Synopsis

Examining 13 companies in the U.S. pulp and paper sector, this report provides a new method of assessing a company's prospective financial exposure to environmental risks that could give investors an edge when making investment decisions.

Executive Summary

Today's investors and companies are increasingly aware of the influence of environmental issues on the performance of their assets and businesses.

New environmental regulations, fluctuations in the availability of raw materials, and changes in consumer attitudes have all impacted financial performance.

  • In some cases, environmental issues constitute potential liabilities and risks that business have to manage carefully, or that investors have to diversify against.
  • In other cases, environmental issues create opportunities in the form of new markets or by motivating the introduction of improved technologies.

Despite the growing importance of the environment in this context, there has been little systematic integration of environmental issues into mainstream financial and corporate decision-making. This is largely due to the lack of any feasible methodology for translating environmental performance into financial terms.

In Pure Profit: The Financial Implications of Environmental Performance, WRI economists Robert Repetto and Duncan Austin attempt to fill this gap.
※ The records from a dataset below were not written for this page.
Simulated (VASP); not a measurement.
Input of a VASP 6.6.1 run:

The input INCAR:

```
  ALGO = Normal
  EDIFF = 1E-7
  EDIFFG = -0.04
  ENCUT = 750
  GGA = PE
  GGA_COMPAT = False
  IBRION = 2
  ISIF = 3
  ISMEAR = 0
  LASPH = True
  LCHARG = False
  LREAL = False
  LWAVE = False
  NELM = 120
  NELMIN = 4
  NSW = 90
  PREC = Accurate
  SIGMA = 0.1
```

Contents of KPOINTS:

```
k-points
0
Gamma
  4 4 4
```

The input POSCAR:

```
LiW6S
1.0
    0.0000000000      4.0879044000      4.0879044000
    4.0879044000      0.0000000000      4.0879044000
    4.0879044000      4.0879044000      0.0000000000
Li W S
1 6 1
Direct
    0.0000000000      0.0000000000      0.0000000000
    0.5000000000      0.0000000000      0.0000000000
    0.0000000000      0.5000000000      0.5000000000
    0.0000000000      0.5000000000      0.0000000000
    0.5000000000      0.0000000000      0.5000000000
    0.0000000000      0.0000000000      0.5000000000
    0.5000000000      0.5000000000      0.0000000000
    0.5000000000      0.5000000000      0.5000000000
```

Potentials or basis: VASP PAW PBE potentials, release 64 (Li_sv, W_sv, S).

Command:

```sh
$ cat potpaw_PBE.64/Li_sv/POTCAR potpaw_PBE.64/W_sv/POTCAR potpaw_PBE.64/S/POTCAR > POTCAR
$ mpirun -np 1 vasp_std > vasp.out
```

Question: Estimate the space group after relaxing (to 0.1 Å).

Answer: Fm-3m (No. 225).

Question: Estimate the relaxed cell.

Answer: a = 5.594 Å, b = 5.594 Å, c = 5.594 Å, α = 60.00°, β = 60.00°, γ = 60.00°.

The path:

  • They demonstrate a new methodology that allows investors to translate pending environmental issues into the financial terms that they need in order to make sound investment decisions.
  • The approach is forward-looking, deals explicitly with uncertainties regarding future environmental developments, and is fully consistent with established financial valuation techniques.
  • Not only is the approach suitable as a tool for investment analysis, it could also be used to assess credit ratings and insurance risks, and can easily be adapted for use by company managers as an internal strategic planning tool.

An application of this methodology to 13 leading companies in the U.S. pulp and paper sector the authors demonstrate why evaluating environmental issues should be a central part of investment analysis.